Statement by Ministers of Social Development and Public Works, Edna Molewa and Geoff Doidge on the occasion of Social Protection and Community Development Cluster media briefing

Tuesday, February 23, 2010

Cape Town, Parliament

23 February 2010

Colleagues
Ladies and gentlemen
Members of the media

Good morning

Thank you and welcome to this, the Social Protection and Community Development Cluster media briefing session. In the short life of our new political administration, we have all been encouraged by the enormous support and cooperation amongst the cluster departments. If this spirit of teamwork continues, and I have no reason to doubt that it will not, then together we can do more to position our country to its proud place in the family of nations.
On 11 February President Jacob Zuma delivered his State-of-the-Nation Address in Parliament, outlining the direction in which government was to proceed in 2010 in pursuit of the objective of building a better future for all South Africans. In this presentation, I will endeavour to give an overview of the contributions of the Social Protection and Community Development Cluster towards this year of action as we all work together for a better future for our people.
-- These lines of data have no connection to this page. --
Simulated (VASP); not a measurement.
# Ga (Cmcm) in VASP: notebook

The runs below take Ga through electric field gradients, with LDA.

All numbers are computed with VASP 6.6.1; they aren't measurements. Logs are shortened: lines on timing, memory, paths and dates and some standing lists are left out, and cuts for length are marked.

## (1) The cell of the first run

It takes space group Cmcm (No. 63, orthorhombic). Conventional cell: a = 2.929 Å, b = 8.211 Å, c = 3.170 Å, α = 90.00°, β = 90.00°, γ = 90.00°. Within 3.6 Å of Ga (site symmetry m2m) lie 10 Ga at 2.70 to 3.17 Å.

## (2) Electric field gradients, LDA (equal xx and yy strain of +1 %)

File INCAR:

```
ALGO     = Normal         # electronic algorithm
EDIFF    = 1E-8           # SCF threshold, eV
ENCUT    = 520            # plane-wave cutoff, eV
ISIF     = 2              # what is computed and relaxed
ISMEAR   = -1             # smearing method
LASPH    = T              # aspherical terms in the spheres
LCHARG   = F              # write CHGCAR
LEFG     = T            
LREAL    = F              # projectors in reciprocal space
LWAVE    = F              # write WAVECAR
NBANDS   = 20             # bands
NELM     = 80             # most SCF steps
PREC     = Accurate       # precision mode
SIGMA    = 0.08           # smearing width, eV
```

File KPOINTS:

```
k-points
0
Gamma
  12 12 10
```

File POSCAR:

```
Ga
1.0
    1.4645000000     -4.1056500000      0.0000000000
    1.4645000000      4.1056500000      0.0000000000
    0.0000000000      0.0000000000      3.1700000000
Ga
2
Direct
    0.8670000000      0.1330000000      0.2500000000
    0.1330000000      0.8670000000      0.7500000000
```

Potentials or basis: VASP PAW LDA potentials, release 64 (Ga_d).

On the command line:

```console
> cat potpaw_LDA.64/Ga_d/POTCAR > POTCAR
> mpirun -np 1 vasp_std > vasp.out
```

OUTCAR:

The President's State of the Nation has set the tone for the pace with which we must work this year. As the Social Protection and Community Development Cluster we certainly have our work cut out for us. The efficient and timeous roll-out of our programmes and interventions is crucial to ensure a safety cushion for the poor, particularly during these hard economic times. Our cluster is up to the challenge

Ladies and gentlemen
This year and this month in particular, mark the 20th anniversary of the release of Nelson Mandela from Victor Verster prison. Many of you will have no difficulty in recalling that historic moment which marked a significant point in the struggle against apartheid and set us on an irreversible path to freedom. This historic moment presents us with an opportunity to reflect on how far we have come and to identify what more we need to do to achieve a fairer society, and in so doing promote and secure a democratic society which Mandela fought for.

The challenges facing our society are many and varied, but Mandela's lifelong campaign for social justice, liberty, equality and fraternity continues to inspire not only South Africans but the rest of humanity throughout the world. So, as we strive to build a caring society and to wage a concerted struggle against poverty, we draw inspiration from his legacy which continues to ignite our imaginations and dreams for a better future.

The Budget Speech by the Honourable Minister of Finance, Mr Pravin Gordhan was once again, a sobering reminder of the realities and challenges associated with the global financial crisis, and its impact on our programmes. While we are all very much aware of these challenges, we are also all aware of the need to work together to weather this storm.

We remain cautiously hopeful that we can continue to insulate poor South Africans from the full frontal assault of these hard economic times. We have acted to protect the poor as we also worked to protect our nation. While our efforts have been reasonably successful, we realise with each passing day that we have to work harder to respond quickly to changing circumstances. This briefing will focus and elaborate on the following priorities as they relate to the work of the cluster:

Expanded Public Works Programme
Human settlements
Comprehensive rural development strategy
Youth Development
Social cohesion
Comprehensive social security
Expanded Public Works Programme
One of our top priorities in the cluster is skills development and the creation of job opportunities. That is why we are continuing to invest in the Expanded Public Works Programme.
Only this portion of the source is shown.